A tollbooth operator is killed at work. Across town, a woman is killed in a movie theatre. Those are just two more victims the police have added to the growing number of bizarre homicides that have sweeping the city in recent weeks. Immediately, Monk is suspicious of the details surrounding both murders and by the clues - or lack thereof - left at the various crime scenes.

With the city under a cloud of fear, the entire San Francisco police department has been transformed into a task force with one goal: apprehending the killer. Monk arrives and begins to review photos of the victims, and in typical Monk fashion, he deduces a connection between some of them which leads him to the home of the next victim. But he's too late - the eleventh victim, a man named Henry Smalls, has already been murdered!

Monk returns to the police station, analyzing the evidence before him. It just isn't adding up: the victims are eleven extremely different people with extremely different backgrounds. Yet they're all from the same county, and all registered voters... Finally, Monk figures it out - they all served together on a jury!

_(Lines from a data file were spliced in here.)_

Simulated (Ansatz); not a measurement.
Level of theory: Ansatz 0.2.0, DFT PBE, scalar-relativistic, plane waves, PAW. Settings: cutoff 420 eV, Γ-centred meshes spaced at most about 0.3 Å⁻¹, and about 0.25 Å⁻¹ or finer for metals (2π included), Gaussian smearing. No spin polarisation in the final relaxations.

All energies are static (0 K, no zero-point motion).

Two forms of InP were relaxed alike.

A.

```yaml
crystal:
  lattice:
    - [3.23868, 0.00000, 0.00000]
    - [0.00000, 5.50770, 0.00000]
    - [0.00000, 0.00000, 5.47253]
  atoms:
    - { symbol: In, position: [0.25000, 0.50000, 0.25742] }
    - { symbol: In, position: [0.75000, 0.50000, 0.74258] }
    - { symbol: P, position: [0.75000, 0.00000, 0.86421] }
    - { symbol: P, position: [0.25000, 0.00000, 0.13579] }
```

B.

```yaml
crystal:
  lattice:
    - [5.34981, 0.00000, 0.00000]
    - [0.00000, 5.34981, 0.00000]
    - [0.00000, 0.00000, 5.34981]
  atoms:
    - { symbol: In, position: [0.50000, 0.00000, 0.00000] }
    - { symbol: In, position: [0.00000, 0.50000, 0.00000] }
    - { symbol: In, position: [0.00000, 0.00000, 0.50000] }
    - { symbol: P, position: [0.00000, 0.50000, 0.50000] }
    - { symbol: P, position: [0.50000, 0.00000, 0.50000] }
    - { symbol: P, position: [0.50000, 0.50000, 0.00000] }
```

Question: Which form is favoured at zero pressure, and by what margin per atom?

It doesn't take long for the police to locate the twelfth and only remaining member of that jury, Wallace Cassidy, and when a human fingertip turns up in his freezer, the police are certain they've got their killer. But Monk isn't convinced. He believes the answer lies with Charles and Lisa Babcock, the defendants from the original lawsuit.

It's at the Babcock's house that Monk pieces it all together: back when the case went to trial, the jurors visited Babcock's house to view the "scene of the accident." While wandering through the house, one of the jurors stumbled across something big, and then started sending Babcock threatening notes in the mail. It turns out that Babcock was being blackmailed by a member of the jury, but not about the lawsuit he was involved in: for the murder of his first wife.

Babcock had hidden his wife's body in his house, but someone on the jury had found her corpse, and now Babcock was paying the price for that discovery. Babcock originally paid off the blackmailer, but six years later, the blackmailer came back looking for more money, and that's when Babcock decided to take matters into his own hands - by killing off the jurors one by one.

A pretty difficult case to crack, and the burden of proof rests squarely on Monk's shoulders. But Monk notices something interesting from the eleventh victim's murder scene: a piece of the assailant's shirt was found clenched in Henry Smalls' hand. Monk recognizes the one-of-a-kind stitching on the shirt's button as the handiwork of Mrs. Ling, Monk's drycleaner. Monk then nails Babcock by getting Mrs. Ling to positively ID him as the owner of the shirt in question.

In the end, Charles Babcock likely would've gotten away with murder - if it wasn't for Adrian Monk's unique attention to detail.